Game Review: THE LAST TINKER - CITY OF COLORS

PrintE-mail Written by Ed Fortune

REVIEW: THE LAST TINKER – CITY OF COLORS / DEVELOPER: MIMIMI PRODUCTIONS / PUBLISHER: UNITY GAMES PLATFORMS: PC/MAC/LINUX (STEAM), PLAYSTATION 4 (PSN), XBOX ONE (XBOX LIVE ARCADE) / RELEASE DATE: OUT NOW

Video games are the youngest type of medium in the world and one that is still developing its potential. Ancient arts such as theatre get to play with their rich history, drawing upon techniques that have been finely honed over the centuries. Video games, on the other hand, are still struggling with basic storytelling and the constant pressure of innovation. Often this means that certain subgenres are abandoned before they truly get a chance to shine. The Last Tinker – City of Colors is a game that owes a lot to an older generation of games and wilfully snubs its nose at the current batch of grey and gritty sandbox games, simply by being a brightly coloured 3D platformer.

As you might expect, it’s filled with cutesy characters and a strange yet child-like world. The plot focuses on a chap called Koru, an ape-like creature who is conveniently nimble and strong. He lives in a world where everything is made from paper, paint and glue. The creatures that inhabit this world were once made of a diversity of colours, but something awful has happened and colour is being leached from the world. Even worse, the emotions of the inhabitants are becoming more extreme the more monochromatic they become, with the red creatures getting angrier and so on. Koru discovers that he’s the only one able to put things right again, and mostly this requires the player to run round solving various 3D puzzles.

The controls are smooth and straight forward; there’s no pixel-perfect jumping needed here so it’s just difficult enough to keep the player engaged. (Old hands may need to play the whole thing on hard mode, however.) Combat is straightforward and pretty streamlined, essentially boiling down to button tapping and timing. This combined with almost no penalties for falling off things or getting beaten up means that the player is rarely discouraged; the game design is deliberately skewed towards being just challenging enough, meaning that even the most ham-fisted of gamers won’t throw the controller down in frustration. The soundtrack is also very sweet, though a little samey after a while.

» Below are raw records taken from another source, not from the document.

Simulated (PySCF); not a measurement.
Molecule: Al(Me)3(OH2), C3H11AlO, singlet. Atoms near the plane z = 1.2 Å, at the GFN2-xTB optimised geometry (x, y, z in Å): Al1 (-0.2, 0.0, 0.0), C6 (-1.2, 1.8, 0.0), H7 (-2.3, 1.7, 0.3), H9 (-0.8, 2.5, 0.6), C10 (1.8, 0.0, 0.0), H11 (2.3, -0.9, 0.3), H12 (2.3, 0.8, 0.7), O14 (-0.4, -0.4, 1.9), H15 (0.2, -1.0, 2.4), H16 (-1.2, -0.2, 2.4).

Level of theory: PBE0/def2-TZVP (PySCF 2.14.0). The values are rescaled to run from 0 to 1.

Graphically it is very, very pretty. They are plenty of things to interact with and plenty of beasties to talk to. This, combined with the ease of play ,makes the game a bright shiny toy; perfect for adults to relax with or for children looking for the next distraction. The Last Tinker – City of Colors is a fun game suitable for gamers of all ages. The storytelling is strong enough to keep most players happy and the gameplay is simple. Those who are addicted to the likes of Banjo Kazooie or yearn to return to an age when games like Pyschonauts were around will get a buzz from this.